Once I answered the call to teach, I have lived that passion every day in its various forms. The adage, “To teach a child is to touch the future,” has guided me and anchored me in my commitment to each individual student regardless of subject, curriculum, and exams. The absence of daily interaction with my students has also taught me an important lesson.
These students are my hope.
Knowing a child is knowing the future. Hearing their curiosity about the way things work is not something relegated to the lower grades revolving around how plants grow or planes fly. Curiosity lives among the older students as well. In my Government class, students ask why a member of Congress has so much power or how a particular President can get away with a certain behavior. They want to know where in the Constitution the rights of individuals and individual states are addressed. Just as the child holding the worm in the middle of a patch of strawberries might examine its life and purpose, my students wonder at the life and purpose of a nation and its constitution.

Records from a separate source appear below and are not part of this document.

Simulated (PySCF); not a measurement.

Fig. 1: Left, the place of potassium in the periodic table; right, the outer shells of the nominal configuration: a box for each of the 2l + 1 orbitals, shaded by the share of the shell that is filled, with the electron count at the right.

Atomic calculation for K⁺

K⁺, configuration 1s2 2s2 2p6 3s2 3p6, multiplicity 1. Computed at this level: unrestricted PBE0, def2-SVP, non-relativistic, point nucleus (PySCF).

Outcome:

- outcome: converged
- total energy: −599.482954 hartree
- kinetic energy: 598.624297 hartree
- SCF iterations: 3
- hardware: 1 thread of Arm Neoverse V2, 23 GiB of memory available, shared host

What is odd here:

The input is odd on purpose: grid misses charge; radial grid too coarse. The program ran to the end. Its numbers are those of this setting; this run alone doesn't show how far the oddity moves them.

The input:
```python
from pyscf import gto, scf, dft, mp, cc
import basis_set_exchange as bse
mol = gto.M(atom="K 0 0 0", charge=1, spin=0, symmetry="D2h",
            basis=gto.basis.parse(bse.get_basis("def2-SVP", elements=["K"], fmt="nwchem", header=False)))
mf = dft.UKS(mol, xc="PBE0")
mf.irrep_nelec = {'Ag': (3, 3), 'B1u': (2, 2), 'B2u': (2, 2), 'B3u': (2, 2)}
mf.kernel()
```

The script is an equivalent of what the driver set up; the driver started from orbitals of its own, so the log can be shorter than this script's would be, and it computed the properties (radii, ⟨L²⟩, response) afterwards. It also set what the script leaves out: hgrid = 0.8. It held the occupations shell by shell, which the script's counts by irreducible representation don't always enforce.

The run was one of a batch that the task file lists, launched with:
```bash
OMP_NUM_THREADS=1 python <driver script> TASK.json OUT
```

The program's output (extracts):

Living without seeing them, teaching via a PowerPoint or video and its dearth of interactions feels like a series of deaths to my great big hope. Compounded daily, the fulfillment of teaching loses its substance. What is learning without inquisitiveness? What is growth when you can’t see the kernel and the soil where the question began? Do questions even exist in the atmosphere of the internet, a global forum lacking organic matter, heart-filled wonder, brain-driven instruction, and peer-to-peer dialogue about a subject?
This morning, I rode with my son to music rehearsal for church tomorrow where he will be playing with a group of his peers. My heart burst at the thought of seeing students and I realized what was missing: hope.

These students are our hope for the future. When I hear the questions they ask in class, I want to shout from the rooftops: Listen to this, Great World! Listen to these thinkers! They ponder! They ask! They consider! They deliberate! They care…and they’re kind!
Every day when I hear them grapple with the answers, I see hope. Every day when I hear them exchange healthy dialogue about contentious ideas, I hear hope. And when I forget, their feedback reminds me: My favorite days are when we debate and discuss and disagree about difficult ideas. My students remind me: There is hope. They are hope. I have hope.

To the adage “To teach a child is to touch the future,” I would add: To teach a child is to know hope for the future.
To the Class of 2020, thank you for one more lesson, for teaching me and giving me reason to hope. Good luck. You are amazing. You’ve got this.